It's also interesting to realise how we see world events through fairly parochial eyes. As Bea says, we'd never heard of this Plume character; probably because all the UK attention during and after the Iraq war was focused on Tony Blair (and to a lesser extent George Bush).

This film had a definite anti-war, critical message on the wheeler-dealing going on as war approached back in 2003. But it did so in a more muted way than someone like Ken Loach would have done; or than that recent film by Armando Ioanucci, which I really didn't like. It had genuine drama, it portrayed the characters well, and it raised lots of issues around work, ethics, family and breakdown.

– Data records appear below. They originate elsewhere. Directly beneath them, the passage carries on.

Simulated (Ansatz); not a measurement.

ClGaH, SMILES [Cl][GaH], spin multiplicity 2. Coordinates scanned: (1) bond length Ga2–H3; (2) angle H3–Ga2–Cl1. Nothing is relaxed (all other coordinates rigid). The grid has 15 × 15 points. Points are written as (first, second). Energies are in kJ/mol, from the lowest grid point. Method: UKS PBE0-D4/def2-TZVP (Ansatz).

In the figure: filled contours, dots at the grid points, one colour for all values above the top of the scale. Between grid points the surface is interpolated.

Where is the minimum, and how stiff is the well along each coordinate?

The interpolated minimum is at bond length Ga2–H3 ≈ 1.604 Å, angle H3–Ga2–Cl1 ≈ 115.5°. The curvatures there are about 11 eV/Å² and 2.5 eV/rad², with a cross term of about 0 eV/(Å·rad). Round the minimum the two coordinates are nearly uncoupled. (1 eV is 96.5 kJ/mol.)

I felt a certain identification with the Joe Wilson character who, in the 2nd scene of the film, cannot resist getting into an angry row with a dinner guest in the middle of a birthday party (something I confess I have done at least 3 times in the last couple of years). Sean Penn played his obstinate determination well.

I also identified with the Plame character. Thankfully I have never had the power of the White House (or Number 10) pushing against me and undermining my character, but I have experienced that moment of breaking point when the forces of politics, the media and power games somehow try to involve you in their own games. So I had vivid memories as she breaks down in front of the mirror at her parents' home.

This is good drama; psychological and political. Well worth a watch, whatever your views on Iraq.